The Super Bowl is still more than a week away, but the image which many feel will be most emblematic of the game in the future -- and the Dallas-Fort Worth region's first foray into hosting the world's biggest football event -- is already officially on display. As of 11 a.m. CST Friday, a giant hunk of steel in the shape of Texas will forevermore leave its mark on Fort Worth.

Perhaps even more enormous than it was made to appear in conceptual drawings, Gerdau Ameristeel's 16-foot tall, seven-ton steel Texas (it was originally scheduled to weigh just six) is, in fact, propped up by an oil derrick. The "Cradle of Champions" sculpture does, in fact, have an enormous steel football protruding from it's heart, as if it was a stake sticking out of a dead vampire.

But most impressively, the hulking mass of steel is, in fact, comprised of recycled scrap steel from high school stadiums across the state, and is now brandished with the names of some 2,000 NFL players who began their long personal football journeys in the Lone Star State.

"I think it's just incredible," Heisman Trophy winner and NFL Hall of Famer Tim Brown told Prep Rally from the monument's unveiling, where he was on hand to see his own name etched in its side. "I think about when I'm long gone this will still be standing and it'll still have my name on it.

"When I left [Dallas' Woodrow Wilson High], never did I see Texas high school honors coming my way. My high school career finished 4-25-1. My experience on the football field was so horrific because of the wins and losses, but we had such a great time and we couldn't do any better than what we did. How do you go out and compete against these Carters and South Oak Cliffs and Roosevelts without that talent level? Whatever happens to me with high school honors is such a blessing and gives me hope for the future. I tell kids, 'Look, this is how it all started with me.'"

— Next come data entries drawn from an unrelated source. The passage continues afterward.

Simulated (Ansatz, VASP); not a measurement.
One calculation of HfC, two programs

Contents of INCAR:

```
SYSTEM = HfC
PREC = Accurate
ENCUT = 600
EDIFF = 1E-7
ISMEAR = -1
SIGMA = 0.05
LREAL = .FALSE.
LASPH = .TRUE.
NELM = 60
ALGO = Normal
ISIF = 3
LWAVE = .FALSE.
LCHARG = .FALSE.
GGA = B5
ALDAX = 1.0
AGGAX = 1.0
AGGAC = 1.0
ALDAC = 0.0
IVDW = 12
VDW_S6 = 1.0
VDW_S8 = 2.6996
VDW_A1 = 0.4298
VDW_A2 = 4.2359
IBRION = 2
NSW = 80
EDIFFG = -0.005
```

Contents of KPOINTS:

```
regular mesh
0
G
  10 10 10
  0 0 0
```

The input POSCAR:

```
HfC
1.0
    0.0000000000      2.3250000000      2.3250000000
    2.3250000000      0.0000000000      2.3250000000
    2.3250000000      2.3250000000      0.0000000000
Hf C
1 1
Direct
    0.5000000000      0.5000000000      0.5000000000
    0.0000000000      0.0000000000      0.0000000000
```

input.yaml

The steel structure adorned with Tim Brown and nearly 2,000 other names was assembled in Fort Worth's Sundance Square over two days -- the Fort Worth Star-Telegram reported that assembly began on the 25th -- and is scheduled to remain in the public square until Feb. 6 or 7. At that point it will be moved to TCU's Amon Carter Stadium, where it will have a permanent home just outside the stadium's front gates.

"[Fort Worth] Mayor Moncrief reached out to the chancellor of TCU about having the monument at their school," Gerdau vice president of sales and marketing Jim Kerkvliet told Prep Rally. "We felt it was right to put it with the right people at the right location."

The plan to continue to add future NFL Texans brings a clever continuity and sense of legacy that Gerdau Ameristeel's past Super Bowl projects have lacked. While the glitz was certainly there in both Miami and Tampa Bay, the cultural longevity of the new monument -- both in terms of the monuments composition and its message -- seemed to be lacking. Appropriately, this monument was also conceived, fabricated and assembled entirely in Texas by Texas workers connected with Ameristeel.

Each year, someone from Ameristeel will add new names to the back of the monument, honoring new Texas NFL players and any which were missed on its initial design. Those names will be carved into recycled steel which came almost entirely from loose pieces of current and former Texas high school football stadiums, with a helping hand from steel salvaged from the demolition of the Cowboys' old Texas Stadium.

"We reached out to all 1,300 schools from across Texas," Kerkvliet said. "We got the name of all alumni who went on to play football in the NFL, and got pieces of steel from wherever we could from their stadium and put it in furnace.

"We got a lot of response [from Texas high schools]. We got feedback and steel from all regions within Texas, which was important to have all the regions represented."

If nothing else, the monument achieves what it aimed to do: marking Texas as the nation's foremost high school football-mad state. If Florida, Ohio, California or anywhere else would like to challenge that claim, all they need is a long list of NFL veterans and eight or more tons of steel in the shape of their respective state. Something tells us that isn't happening anytime soon.